The Hairy Ape, written by Eugene O’Neill and directed at Spotlighters Theatre by Sherrionne Brown, is a testament to the human condition. Written in 1922, this expressionist play is about a man that works in the stokehold of an ocean liner who begins to question his position in society when an upper class woman, on a quest to see how the other half lives, sees him cursing out an engineer and refers to him as a “filthy beast.”
The play begins with the cacophony of men drinking and fighting. Lighting Designer Al Ramer chooses to bring us in and out of darkness at intervals, giving an appropriately impressionistic view of the men. The lines are, purposefully, delivered lightning-quick so as to cause the characters to blur. They begin to emerge as singular entities over the course of this first scene. Brown, in addition to directing, is also the Set Designer. We see these rough stokers surrounded by four columns painted in the Art Deco style, evoking the age in which they existed. In the far corners, there is a painting of the New York City skyline and Rodin’s The Thinker.

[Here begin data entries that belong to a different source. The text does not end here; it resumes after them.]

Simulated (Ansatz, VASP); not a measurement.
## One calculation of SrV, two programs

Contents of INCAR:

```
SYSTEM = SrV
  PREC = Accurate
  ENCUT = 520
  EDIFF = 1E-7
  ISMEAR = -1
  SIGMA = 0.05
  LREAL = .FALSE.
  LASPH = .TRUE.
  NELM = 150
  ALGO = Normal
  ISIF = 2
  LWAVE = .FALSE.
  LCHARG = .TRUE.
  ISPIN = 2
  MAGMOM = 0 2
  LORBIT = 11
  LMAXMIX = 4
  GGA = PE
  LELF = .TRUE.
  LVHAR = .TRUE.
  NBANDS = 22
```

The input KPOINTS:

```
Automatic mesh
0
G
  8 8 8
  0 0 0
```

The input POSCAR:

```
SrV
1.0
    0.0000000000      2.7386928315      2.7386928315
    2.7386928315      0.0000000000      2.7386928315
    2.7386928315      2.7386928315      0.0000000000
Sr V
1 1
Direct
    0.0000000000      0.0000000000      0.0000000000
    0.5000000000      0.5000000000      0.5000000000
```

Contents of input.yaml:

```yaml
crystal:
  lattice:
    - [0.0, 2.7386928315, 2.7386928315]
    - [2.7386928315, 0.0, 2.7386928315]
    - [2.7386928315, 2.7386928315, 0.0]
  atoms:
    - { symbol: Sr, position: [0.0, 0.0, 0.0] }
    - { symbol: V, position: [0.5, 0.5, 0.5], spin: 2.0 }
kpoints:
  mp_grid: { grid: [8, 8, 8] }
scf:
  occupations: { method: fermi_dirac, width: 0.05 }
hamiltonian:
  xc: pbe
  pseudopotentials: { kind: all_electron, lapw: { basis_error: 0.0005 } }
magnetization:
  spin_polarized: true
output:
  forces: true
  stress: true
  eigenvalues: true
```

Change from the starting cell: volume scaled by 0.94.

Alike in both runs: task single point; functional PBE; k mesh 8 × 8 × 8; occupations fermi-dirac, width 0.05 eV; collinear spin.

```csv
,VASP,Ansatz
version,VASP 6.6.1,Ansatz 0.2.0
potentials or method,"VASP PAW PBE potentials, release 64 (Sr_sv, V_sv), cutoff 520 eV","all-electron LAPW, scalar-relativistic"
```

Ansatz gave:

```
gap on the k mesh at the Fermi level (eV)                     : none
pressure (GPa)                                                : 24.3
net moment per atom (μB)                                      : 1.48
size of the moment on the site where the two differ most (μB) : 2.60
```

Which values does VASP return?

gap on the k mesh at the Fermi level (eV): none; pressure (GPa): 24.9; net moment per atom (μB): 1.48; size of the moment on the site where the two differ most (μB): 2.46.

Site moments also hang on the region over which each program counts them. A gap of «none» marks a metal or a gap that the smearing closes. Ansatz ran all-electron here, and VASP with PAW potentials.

The content of this play is layered and heavy, but Michael Leicht’s performance of Yank is absolutely stunning. From the moment the play starts, Leicht commits completely to the role. A very muscular man, he is able to embody both the brutish and questioning nature of the character with conviction. Tears streamed down his face during a monologue near the end of the play and he, at times, shook with repressed rage when interrogating the other characters about why he must be who he is since he is made of the same stuff as everyone else. Yank is a character that describes himself as “the thing in coal that makes it burn,” and that is who Leicht delivers to the audience.
The accents in this play are spot-on. There are Irish, Italians, English, among others, whom you would have found in early twentieth century New York. Thomas Eric Sinn who takes on many roles in this play, as do the majority of the actors, is a convincingly nostalgic Paddy. The early scenes, where he argues with Yank about the nature of the steel empire that they have been consumed by, act as the perfect foil for Yank’s later questioning of the meaning of his life in the context of being working class. Yank is an outsider among the stokers as he embraces the work wholeheartedly, revering it as something necessary to keep the upper classes, whom he considers to be “baggage,” moving.
Karen Starliper plays Mildred, the wealthy daughter of a steel magnate who fancies herself a social worker. In an interesting conversation with her aunt, played by Julie Press, she says that she can’t help the position she was born in to and desires to see what life is like for those less fortunate. While she may have good intentions, the woman is like many in the upper class of that time and even today. For all our groping efforts at integrity, we can’t seem to separate our view of ourselves as humans from the circumstances of our birth. Both women inhabit these roles with flair.
Phil Gallagher portrays Long, who takes Yank to Fifth Avenue to muse on how the wealthy are oppressing the working class after Yank’s incident in the stokehold with Mildred, which has begun to seep in to Yank’s consciousness as equating his behavior with that of a hairy ape. Yank does not fit in here, either. He is beaten by the police and sent to jail. The scene of his imprisonment is particularly well done in the way it’s set. The use of the entire stage, as well as the use of the entrances and exits, makes for a uniquely immersive experience in this theater-in-the-round. Sherrionne Brown was not shy with placing the actors very close to the audience, but you’ll never feel like there is a bad view.
We then follow Yank to the International Workers of the World offices, where he comes to see if Long’s queries about class consciousness have any merit. Daniel Douek plays a secretary who, at first, welcomes Yank in to the organization. However, Yank proves to be too radical in this setting and things take a turn for the worst. Again, he is branded as an outsider. He moves on from here to his penultimate encounter with a literal ape at the zoo.
Costuming is credited to a number of entities: Sherrionne Brown, House of Bankerd, Fuzz Roark, Pheliz Blais-Evers, and the cast. The stokers were appropriately grimy in their attire, while the wealthy were over-the-top. There was an edge of runway to the Fifth Avenue crowd that invited scorn. It was especially apparent when one of them, having come from church, mentions that “Doctor Caiaphas” had given an enlightening sermon. You can see the brilliance of this play in the small details, as O’Neill takes a swipe at the wealthy by comparing their priest to the high priest who is attributed with having a hand in the plot to kill Jesus in the New Testament. Spotlighters leans in to these elements.
Stunning performances abound in this well-balanced production which speaks to our own time as much as it does to the past. Socialism and capitalism, wealth and poverty, working class and upper class all collide in a show triumphantly delivering a complex story that, intentionally, offers us no answers at all. Spotlighters Theatre’s The Hairy Ape is a great introduction to Eugene O’Neill and I highly recommend it because aren’t we all, essentially, just hairy apes trying to find our place in the world?
Running Time: Two hours, including one intermission.